GDP numbers came in weaker than expected, with a 1.6% annualized growth, marking the slowest quarterly gain in nearly two years. The market reaction was swift and harsh; Wall Street saw significant drops across the board as hopes for an imminent rate cut from the Federal Reserve dwindled.
Contrary to widespread anticipation, I maintained for months that there would be no rate cut at the June meeting, a prediction validated by today’s events. Despite Wall Street’s fervent projections, which had put the odds of a rate cut at around 70%, the reality has proven otherwise. Today, top analysts are scrambling to adjust their forecasts, realizing they’re months behind the curve.
This isn’t a new trend. Wall Street has a track record of erroneous predictions regarding rate cuts for almost two years. They’ve repeatedly pushed back the anticipated pivot date for rate cuts, only to be consistently proven wrong. Now, with the possibility looming that there might not be any rate cuts this year, it’s evident that relying on Wall Street forecasts alone is a risky venture.
The current economic landscape presents a concerning scenario: slowing growth coupled with rising inflation, hinting at the spectre of stagflation. Despite the Fed’s assurances and carefully laid plans, the assumption of an inverse correlation between interest rates and inflation lacks empirical evidence. History has shown us that the Fed often follows market trends rather than leading them, indicating a reactive rather than proactive approach.
Fed Chair Jay Powell’s recent remarks echo the ongoing uncertainty surrounding monetary policy. The Fed faces the dilemma of not wanting to cut rates too soon for fear of stoking inflation, yet also hesitant to keep rates high and risk recession. With today’s GDP figures reflecting a slowing economic engine, the narrative of Fed omniscience begins to unravel.

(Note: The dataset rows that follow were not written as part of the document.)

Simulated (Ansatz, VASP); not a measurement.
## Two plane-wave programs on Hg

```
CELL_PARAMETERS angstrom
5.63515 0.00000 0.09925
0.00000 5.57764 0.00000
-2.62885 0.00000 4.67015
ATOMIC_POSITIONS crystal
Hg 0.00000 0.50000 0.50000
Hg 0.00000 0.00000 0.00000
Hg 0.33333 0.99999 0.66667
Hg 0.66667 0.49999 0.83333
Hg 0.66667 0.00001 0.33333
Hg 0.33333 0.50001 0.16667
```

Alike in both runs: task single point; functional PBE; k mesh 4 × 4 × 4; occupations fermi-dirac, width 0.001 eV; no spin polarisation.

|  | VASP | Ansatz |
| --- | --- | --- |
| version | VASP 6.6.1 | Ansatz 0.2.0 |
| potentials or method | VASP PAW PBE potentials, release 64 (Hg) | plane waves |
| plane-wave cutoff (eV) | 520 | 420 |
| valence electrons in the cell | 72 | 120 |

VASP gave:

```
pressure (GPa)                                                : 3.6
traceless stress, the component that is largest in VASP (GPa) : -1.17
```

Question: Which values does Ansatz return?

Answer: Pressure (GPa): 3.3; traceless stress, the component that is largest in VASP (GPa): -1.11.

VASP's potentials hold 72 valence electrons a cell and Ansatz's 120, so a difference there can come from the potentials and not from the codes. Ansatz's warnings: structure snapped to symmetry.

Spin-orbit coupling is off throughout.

In reality, the Fed’s influence might be overstated, and Wall Street’s reliance on their forecasts misguided. It’s a case of the blind leading the blind, with bad models consistently leading to flawed predictions. As investors navigate this uncertain terrain, it’s crucial to maintain a critical eye on both Wall Street projections and the Fed’s rhetoric.
In conclusion, today’s GDP numbers serve as a stark reminder that economic forecasting is an imperfect science, and blind faith in either Wall Street or the Fed is a perilous game.